At universities of applied sciences, our teaching focus is coupled with a highly practical business orientation. I’d like to outline how, in my role as professor, this influences how I teach data science to master students in business administration.
Tobias Schlüter is Professor at TH Köln in the Faculty of Business, Economics and Law. His teaching disciplines include data science for business, and applied analytics in banking while his research concentrates on analytics an data science for business and pricing for financial institutions.
My students will work in a quickly developing business world after graduation. More data will be available, while decisions will have to be made ever faster. In topics like marketing, HR, and product management, there is rarely a single correct course of action. Hence my goal is to teach how to best evaluate different approaches. I’m guided by these questions:
In the area of tension between specializations in business and data science, three aspects were important for me. The first mainly impacts the structure and design of my lectures, while the other two have led me to adopt KNIME for my lectures.
Students have to learn data science practically. Instead of me flipping through PowerPoint slides, they have to work with data and design algorithmic workflows. They should also preferably learn about challenges in a business context, with real data sets, project structures, deadlines, and ideally with managers from the field.
Students need easy access to tools. Whether they have previous experience with creating analyses or not, with KNIME, I only need about 90 minutes to introduce the basic concepts of the platform and enable them to create their first predictive models or apply a variety of analytics methods. From there they can choose from the available materials to continue their learning.
Students should be exposed to software that is used by actual companies, to support their transition to working in the industry. In the case of KNIME, they use exactly the same software (with no artificial limitations) that many companies already use, and which all can use.
To provide students with the skills to discern which technique is best to solve the problem at hand, we lay a solid foundation for assessing and evaluating challenges in the first semester course “Data Analytics.” The initial weeks are regular front-of-class teaching. What opportunities and potentials does Big Data offer? What classes of algorithms are there? What distinguishes descriptive statistics from modern machine learning algorithms? How does the CRISP-DM work? And so on.
Students are then given a seemingly simple problem: The board of directors at your company is concerned about employees quitting. Can you help the board assess which employees are at risk of quitting? Every student immediately has a sense of why they would quit a job. Over the rest of the term, we work with these perceptions to find insights from HR data, and leverage the benefits modern data analytics can offer.

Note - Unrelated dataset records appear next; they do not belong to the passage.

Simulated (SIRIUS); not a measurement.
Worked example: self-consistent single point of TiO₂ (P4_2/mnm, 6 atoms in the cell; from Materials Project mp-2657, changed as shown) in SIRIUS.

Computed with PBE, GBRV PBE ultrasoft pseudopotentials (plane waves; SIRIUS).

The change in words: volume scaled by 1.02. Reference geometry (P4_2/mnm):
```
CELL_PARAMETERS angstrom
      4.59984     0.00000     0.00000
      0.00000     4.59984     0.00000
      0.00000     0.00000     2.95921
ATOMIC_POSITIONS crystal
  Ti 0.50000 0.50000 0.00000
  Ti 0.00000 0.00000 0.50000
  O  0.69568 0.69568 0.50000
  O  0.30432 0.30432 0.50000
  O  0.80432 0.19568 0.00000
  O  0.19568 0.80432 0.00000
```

With KNIME, our students move from simple data exploration, descriptive statistics, and interactive visualizations to unsupervised machine learning and a range of supervised ML models. Furthermore, they learn to implement data science workflows, avoid analytical pitfalls, and validate theories with statistical tests, as well as how to communicate their approaches, model choices, and results in the most easily understandable and convincing way possible, even in conversation. Clear arguments count more than formulas and algorithms when talking to executives.
A crucial goal of my teaching is to scale my students’ analytical skills in real-world projects. In project-based followup courses with industry partners, students learn to deal with real use cases, work with messy datasets, and decide which approaches work best with various problems. Let's take a look at our data science challenges at TH Köln.
Several industry partners provide use cases, questions, and real data from their everyday work with Risk Management in Banking, Pricing for Insurance Companies, Marketing, Social Media Analytics, or Web Analytics. The students are free to choose which use case best suits their specialization. Leveraging their prior KNIME knowledge, they can meet a wide variety of new challenges:
I coordinate several projects throughout the course. Before the course starts, I organize use cases and find practitioners interested in a university collaboration. After introducing the cases in the first session, I run weekly status checks with every team to ensure targets will be accomplished on time, while sparring on data science workflows or presenting results to case partners.
The Immediate Clarity of the Approach Accelerates Understanding Between a Data Scientist and a Business Executive
What is particularly interesting is that none of our industry partners have used KNIME to work on the provided use cases. Still, a scenario like this often arises during our regular meetings: Students will present their KNIME workflow, and a partner will at first reply with "I don't know KNIME.” But soon they’ll say, "I understood the workflow." This is a major advantage of visual programming compared to coding-based languages. Good collaboration happens much faster — not only among students, but even with those who haven't seen the software before; they can start using it immediately.
How do the students manage new methods and analytical skills, class requirements, and time pressures? They are supported throughout the semester by the KNIME Educators Alliance team. (Thank you for your support!) The team has contributed everything from a guest lecture introducing previously unknown topics (such as social media analytics) to lending aid when the students don’t know what to do next. A custom tag for our challenges in the KNIME Forum has also been extremely helpful. Our students can quickly get assistance from the KNIME community. To all KNIMErs throughout the world, thank you very much for supporting Cologne’s students!
To further incentivize students to create outstanding solutions, the winning teams are awarded prizes sponsored by KNIME. They include digital badges, which help signal to potential employers that they are already trained in data science. Such opportunities to present their work to the KNIME community also help students to shape their professional profiles before graduation.
With my experience in running and leading data science projects in a business context, I may conclude that by the end of their studies, students go through a data science project setting exactly as they would in the business world. With KNIME, they have a tool they can implement in any use case quickly and effectively. They can take these skills directly with them to the companies they go on to work for.
Emma Wissmann, currently working on web analytics:
"I first used KNIME for data analysis as part of my first semester course at the TH Köln, and have been working with it intensively ever since. What I like about KNIME is that the software is easy to use due to the visual programming language and the user-friendly interface."
Markus Bünnemeyer, currently working with text mining:
“I love the no-coding approach, but also appreciate the ability to code myself if needed. This mixture makes KNIME very pleasant for beginners, and at the same time very powerful for professionals”.